Thank you! "Acoustical Consultant" sounds like the sort of person I am looking for. Glancing at a few, it sounds expensive though. But all I really think I need from someone is to document this issue so I can make it stop.
That is an interesting thought about wall speakers. That reminds me, when she first moved in last year, I could hear hear drilling in to all of the beams in the walls down there. I assumed it was for something decorative, but now I am wondering.
Also, interesting idea about hanging something from the ceiling. I've been wondering it it is vibrating too - if not, perhaps I could hang a hammock so I can get some sleep
but I don't want a giant hole in my ceiling.

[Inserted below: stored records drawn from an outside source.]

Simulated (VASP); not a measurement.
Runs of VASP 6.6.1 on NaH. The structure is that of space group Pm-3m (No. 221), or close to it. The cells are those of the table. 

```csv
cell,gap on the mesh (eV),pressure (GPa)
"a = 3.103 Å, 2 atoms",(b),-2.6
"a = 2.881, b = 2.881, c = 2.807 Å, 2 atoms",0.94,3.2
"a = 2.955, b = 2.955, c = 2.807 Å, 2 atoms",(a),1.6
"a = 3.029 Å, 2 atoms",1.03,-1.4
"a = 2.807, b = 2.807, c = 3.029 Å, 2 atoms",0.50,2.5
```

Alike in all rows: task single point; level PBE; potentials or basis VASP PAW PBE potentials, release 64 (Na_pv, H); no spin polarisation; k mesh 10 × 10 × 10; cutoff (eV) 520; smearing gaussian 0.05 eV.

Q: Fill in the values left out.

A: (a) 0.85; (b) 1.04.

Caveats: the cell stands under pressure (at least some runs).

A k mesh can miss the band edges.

And to anyone thinking all this is not possible, it IS possible. I even inadvertently built something myself during all of this that kind of does that. I was trying to mitigate the vibrations by introducing other low vibrations inside my room (such as in to a chair or bed leg). It's weird, when I run it, I don't hear any sound, and I don't feel any additional vibrations, but on repeated tests -on the people who are still alive-, the downstairs neighbor freaks out and starts slamming doors or blaring her stereo, or increasing her vibrations, or such. Tempted to just leave it running, but I don't want to be the a-hole. If I do try that again, I'll use white noise instead.
Edit: Also, this fake traffic track she is running is almost hilariously bad. Most of the time it tries to make it feel like there is a single truck strongly idling nearby, except there is no such truck nearby and we don't get such trucks back in this corner of the complex. (I once lived somewhere where this did happen sometimes). The idling sound is a perfectly smooth wave form with no roughness. The real traffic vibrations we get out here are a very low, rough, combination of dozens of distant vehicles at once.